Fix Firefox's memory problems, says Mozilla director
If there's a memory leak, it needs to be plugged before cell phone porting
Computerworld - Mozilla Corp. must address Firefox's memory problems if it's serious about entering the mobile browser market, a member of the company's board of directors said over the weekend.
The on-again, off-again debate over whether Firefox has a memory leak was dragged back into the limelight by Christopher Blizzard, a Red Hat Inc. developer and longtime contributor to Firefox who also sits on Mozilla's board. "As Mozilla starts down the path to running in the mobile space, we are spending time looking at memory pressure issues more closely," Blizzard said in a posting to his personal blog on Saturday, referring to the leak that many users believe plagues Firefox.

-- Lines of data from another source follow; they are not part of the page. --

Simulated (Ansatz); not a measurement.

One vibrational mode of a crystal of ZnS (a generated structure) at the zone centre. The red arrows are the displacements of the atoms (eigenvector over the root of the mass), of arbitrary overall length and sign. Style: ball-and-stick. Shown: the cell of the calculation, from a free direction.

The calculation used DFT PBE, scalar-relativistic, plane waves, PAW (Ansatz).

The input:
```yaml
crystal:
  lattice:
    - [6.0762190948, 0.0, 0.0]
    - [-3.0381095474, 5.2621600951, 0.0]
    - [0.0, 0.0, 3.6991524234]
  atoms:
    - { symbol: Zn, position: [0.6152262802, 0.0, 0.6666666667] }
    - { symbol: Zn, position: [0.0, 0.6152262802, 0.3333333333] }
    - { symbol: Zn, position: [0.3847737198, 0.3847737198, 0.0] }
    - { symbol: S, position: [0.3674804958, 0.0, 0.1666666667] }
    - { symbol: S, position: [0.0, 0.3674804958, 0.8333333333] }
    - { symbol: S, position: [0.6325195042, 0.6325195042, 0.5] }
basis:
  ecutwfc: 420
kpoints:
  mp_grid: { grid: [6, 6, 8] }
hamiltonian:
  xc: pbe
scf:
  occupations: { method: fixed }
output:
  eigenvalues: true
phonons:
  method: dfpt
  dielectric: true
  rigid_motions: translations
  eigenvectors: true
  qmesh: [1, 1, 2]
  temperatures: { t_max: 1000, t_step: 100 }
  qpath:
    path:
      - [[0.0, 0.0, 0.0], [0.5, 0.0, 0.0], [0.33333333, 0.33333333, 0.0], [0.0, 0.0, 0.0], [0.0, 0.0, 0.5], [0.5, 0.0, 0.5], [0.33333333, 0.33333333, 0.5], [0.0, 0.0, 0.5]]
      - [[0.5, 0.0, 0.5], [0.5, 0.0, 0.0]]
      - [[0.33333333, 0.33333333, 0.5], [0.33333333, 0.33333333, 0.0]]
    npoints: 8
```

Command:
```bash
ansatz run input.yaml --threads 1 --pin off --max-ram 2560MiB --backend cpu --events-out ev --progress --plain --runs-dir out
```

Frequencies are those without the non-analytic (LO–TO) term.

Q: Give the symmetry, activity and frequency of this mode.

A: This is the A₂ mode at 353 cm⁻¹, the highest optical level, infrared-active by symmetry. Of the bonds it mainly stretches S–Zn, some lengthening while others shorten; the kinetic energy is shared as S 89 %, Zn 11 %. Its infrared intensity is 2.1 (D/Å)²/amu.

The longer Firefox runs and more pages it opens, the theory goes, the larger its appetite for memory. At some point, the load is significant enough to hinder performance or in some cases, lock the browser. But closing tabs doesn't reclaim the memory; only shutting down the browser and restarting does.
Blizzard stopped short of calling the leak a feature, as other Firefox developers have in the past, but neither did he embrace the idea that one really exists. "It sounds like the early data suggests that Mozilla really doesn't leak that much memory at all," he said. "But it does thrash the [memory] allocator pretty hard and that's what causes the perception of memory leaks."
Even bringing up the idea of a memory leak was enough to bring out users who swore it was a reality, not just a perception. "I don't know if Mozilla actually leaks memory, but it's performance certainly degrades with use," said a user identified as sb in a comment to Blizzard's blog. "My browser is nice and snappy right at start-up, taking [a] 600MB footprint. After three days of intensive use, it's up to a 1.1GB footprint; no big deal, but it often locks up for multiple seconds."
According to tests run by another Firefox developer, Stuart Parmenter, the issue isn't so much an actual leak, but one of memory fragmentation, where large amounts of free memory are scattered between small blocks of used memory. "It makes it very difficult for us to get big chunks of contiguous memory to give back to the OS," said Parmenter. "This makes us look big."
Whether the leak is real and measurable or as Parmenter speculated, more fragmentation than a true leak, Blizzard tied work on the problem to Mozilla's move into the mobile market, which currently is dominated by Opera Software ASA's Opera Mini. Apple Inc., which this summer introduced a mobile edition of its Safari browser in the iPhone, and more recently, in the iPod Touch, would also be a mobile rival to Mozilla. "Over the next few months, it will be very interesting to see what happens with both memory usage and perceived performance, especially as we connect numbers to a successful mobile strategy," said Blizzard.